What to expect from the Mary Quant exhibition

During the years between 1955 and 1975, Mary Quant revolutionised the high street, harnessing the youthful spirit of the sixties and new mass production techniques to create a new look for women.

Mary Quant Selecting Fabric

Quant personified the energy and fun of swinging London and was a powerful role model for the working woman. Challenging conventions, she popularised the miniskirt, colourful tights, and tailored trousers, encouraging a new age of feminism. The mini skirt would go on to become an icon of the time and spark a new creative scene in London and beyond.

Receiving unprecedented access to Dame Mary Quant’s Archive, as well as drawing on the V&A’s extensive fashion holdings, which include the largest public collection of Quant garments in the world, the show brings together more than 120 garments, accessories, cosmetics, sketches and photographs, the majority of which have never been on display before.

In June 2018, the museum launched a call-out to the public to track down rare Quant garments from wardrobes around the country, and received more than 800 responses. From these, curators selected 35 objects from 30 individuals alongside personal stories and photographs of the women wearing their beloved Quant clothes. These objects and stories transformed the exhibition narrative, including a very early and unlabelled blouse, a hat sold at Bazaar and colourful PVC raincoats.

The Mary Quant Beauty Bus

Quant’s designs, often based on schoolgirl pinafores or masculine tailoring, brought an entertaining slant to fashion, soon noticed by fashion editors and newspaper journalists in the burgeoning media of the day. Inspiring young women to rebel against traditional dress worn by their mothers and grandmothers, Quant’s tiny boutique on the King’s Road grew into a wholesale brand available in department stores across the UK. Her success soon hit America, where her designs were made for chain stores and mail-order companies. Quant quickly became the woman that made fashion less exclusive and more accessible to a new generation.

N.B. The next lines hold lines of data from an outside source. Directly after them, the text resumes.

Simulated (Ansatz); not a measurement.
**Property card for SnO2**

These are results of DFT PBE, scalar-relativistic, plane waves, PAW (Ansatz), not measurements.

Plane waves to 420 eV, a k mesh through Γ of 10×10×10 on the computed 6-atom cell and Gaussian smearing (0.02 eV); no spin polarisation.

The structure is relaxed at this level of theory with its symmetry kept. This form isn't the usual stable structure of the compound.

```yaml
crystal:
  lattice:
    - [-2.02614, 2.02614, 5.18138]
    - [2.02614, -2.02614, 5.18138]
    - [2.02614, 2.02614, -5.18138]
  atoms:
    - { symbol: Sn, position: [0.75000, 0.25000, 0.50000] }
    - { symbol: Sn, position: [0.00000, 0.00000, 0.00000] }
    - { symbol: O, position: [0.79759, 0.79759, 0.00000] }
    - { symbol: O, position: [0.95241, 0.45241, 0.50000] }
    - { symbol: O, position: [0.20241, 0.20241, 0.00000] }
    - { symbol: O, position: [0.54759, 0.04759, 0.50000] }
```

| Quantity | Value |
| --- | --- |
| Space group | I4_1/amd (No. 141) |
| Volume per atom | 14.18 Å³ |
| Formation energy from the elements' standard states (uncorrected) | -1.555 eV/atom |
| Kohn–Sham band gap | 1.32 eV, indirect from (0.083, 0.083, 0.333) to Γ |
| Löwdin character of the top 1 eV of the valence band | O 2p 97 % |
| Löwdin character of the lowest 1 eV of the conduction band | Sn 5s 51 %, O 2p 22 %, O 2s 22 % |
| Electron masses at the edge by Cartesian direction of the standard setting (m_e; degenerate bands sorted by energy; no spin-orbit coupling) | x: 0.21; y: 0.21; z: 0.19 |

Ahead of her time in marketing and promotion, Quant was the embodiment of the label. Her distinctive, photogenic style, playful energy and revolutionary approach made her the ultimate ambassador for the brand. The exhibition looks at her collaborations with manufacturers, diversifying into underwear, hosiery and cosmetics, all made to her designs, and packaged with her distinctive daisy logo.

Jenny Lister, co-curator, said: “Mary Quant transformed the fashion system, overturning the dominance of luxury couture from Paris. She dressed the liberated woman, freed from rules and regulations, and from dressing like their mothers. This long-overdue exhibition will show how Mary Quant’s brand connected with her customers, how she made designer fashion affordable for working women, and how her youthful, revolutionary clothes, inspired by London’s creative scene, made British street style the global influence it remains today.”

Mary Quant

Dame Mary Quant said: “We didn’t necessarily realise that what we were creating was pioneering, we were simply too busy relishing all the opportunities and embracing the results before rushing on to the next challenge. Friends have been extremely generous in loaning, and in many cases, donating garments and accessories to the V&A which they have lovingly cherished for many years.”

From small boutique to international label, Quant revolutionised British fashion with energy, flair and rebellion. This exhibition provides an unrivalled insight into the career of one of Britain’s most revolutionary and important fashion designers.